For as in statics, from weights of 1, of 2, of 4, of 8, and of other like numbers of pounds in the same proportion, every number of pounds weight, which to us now are Logarithms, may be formed by addition; so, from the proportionals V, T, S, R, &c., which correspond to them, and from others also to be formed in duplicate ratio, the proportionals corresponding to every proposed Logarithm may be formed by corresponding multiplication of them among themselves, as experience will show.

The special difficulty of this method, however, is in finding the ten proportionals to twelve places by extraction of the fifth root from sixty places, but though this method is considerably more difficult, it is correspondingly more exact for finding both the Logarithms of proportionals and the proportionals of Logarithms.

Another method for the easy construction
of the Logarithms of composite numbers, when
the Logarithms of their primes are known.
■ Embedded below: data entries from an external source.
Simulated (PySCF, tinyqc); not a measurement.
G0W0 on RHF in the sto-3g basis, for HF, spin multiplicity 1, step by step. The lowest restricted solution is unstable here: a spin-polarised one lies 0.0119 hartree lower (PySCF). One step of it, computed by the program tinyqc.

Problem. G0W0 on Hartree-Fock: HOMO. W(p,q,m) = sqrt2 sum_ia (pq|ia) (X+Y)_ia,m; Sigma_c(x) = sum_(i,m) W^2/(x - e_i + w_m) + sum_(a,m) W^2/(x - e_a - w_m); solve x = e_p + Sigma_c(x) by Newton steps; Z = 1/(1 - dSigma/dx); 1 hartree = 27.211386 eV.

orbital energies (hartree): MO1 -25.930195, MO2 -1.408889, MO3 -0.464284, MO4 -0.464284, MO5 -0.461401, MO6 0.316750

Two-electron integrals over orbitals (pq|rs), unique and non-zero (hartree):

IF two numbers with known Logarithms be multiplied together, forming a third; the sum of their Logarithms will be the Logarithm of the third.

Also if one number be divided by another number, producing a third; the Logarithm of the second subtracted from the Logarithm of the first, leaves the Logarithm of the third,

If from a number raised to the second power, to the third power, to the fifth power, &c., certain other numbers be produced; from the Logarithm of the first multiplied by two, three, five, &c., the Logarithms of the others are produced.